The Ghana Catholic Bishops’ Conference has urged parents to take up the responsibility of educating their children about sexuality.

The bishops say instead of allowing foreign interests to fund the government to draw a programme on sexuality education, parents must lead the process.

The President of the Catholic Bishops’ Conference, Most Rev. Philip Naameh, said the issue of Comprehensive Sexuality Education (CSE) that became topical in the country recently, would not have arisen if parents played a good missionary role in the lives of their children.

Addressing the 2019 plenary assembly of the Ghana Catholic Bishops’ Conference in Cape Coast, the Metropolitan Archbishop of Tamale asked parents to rise up and provide a proper parental role in the lives of their children.

Many groups have questioned the supposed introduction of CSE believed to subtly condition pupils to explore Lesbian Gay Bisexual and Transgender (LGBT) lifestyles.

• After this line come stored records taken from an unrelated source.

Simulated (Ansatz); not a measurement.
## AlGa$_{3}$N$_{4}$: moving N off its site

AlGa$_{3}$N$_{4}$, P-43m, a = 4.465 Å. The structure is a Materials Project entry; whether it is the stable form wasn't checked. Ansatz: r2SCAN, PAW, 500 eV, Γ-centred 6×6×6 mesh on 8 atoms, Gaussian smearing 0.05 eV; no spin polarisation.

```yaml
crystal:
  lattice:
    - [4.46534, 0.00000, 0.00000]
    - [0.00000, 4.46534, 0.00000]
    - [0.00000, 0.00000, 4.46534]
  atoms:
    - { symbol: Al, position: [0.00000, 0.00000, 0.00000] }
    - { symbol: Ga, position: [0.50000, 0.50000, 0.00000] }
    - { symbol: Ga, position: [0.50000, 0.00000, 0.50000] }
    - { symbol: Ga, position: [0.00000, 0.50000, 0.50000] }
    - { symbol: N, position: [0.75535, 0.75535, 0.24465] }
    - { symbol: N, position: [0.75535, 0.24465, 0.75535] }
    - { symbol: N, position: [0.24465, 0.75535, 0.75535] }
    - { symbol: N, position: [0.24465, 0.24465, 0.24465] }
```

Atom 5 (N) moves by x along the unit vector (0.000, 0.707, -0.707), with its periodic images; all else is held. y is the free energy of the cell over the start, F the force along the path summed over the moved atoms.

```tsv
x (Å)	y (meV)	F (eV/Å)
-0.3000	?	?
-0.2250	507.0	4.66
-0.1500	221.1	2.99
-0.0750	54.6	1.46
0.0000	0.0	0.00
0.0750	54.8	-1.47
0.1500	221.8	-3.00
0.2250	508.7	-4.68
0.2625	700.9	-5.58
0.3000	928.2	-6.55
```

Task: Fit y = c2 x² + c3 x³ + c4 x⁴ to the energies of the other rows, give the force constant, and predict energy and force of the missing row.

But the Ghana Education Service and the Education Ministry have denied it.

The Ghana government and United Nations Education, Scientific, and Cultural Organisation (UNESCO) launched the CSE programme this year in a bid to empower adolescents and young people to attain a Comprehensive Sexuality Education (CSE).

Known as the “Our right, Our lives, Our Future (O³), CSE is supported by governments of Sweden and Ireland.

It is being implemented in Ghana, Eswatini (formerly Swaziland), Malawi, Tanzania, Zambia and Zimbabwe for what proponents say will be an effective delivery of quality comprehensive sexuality programmes.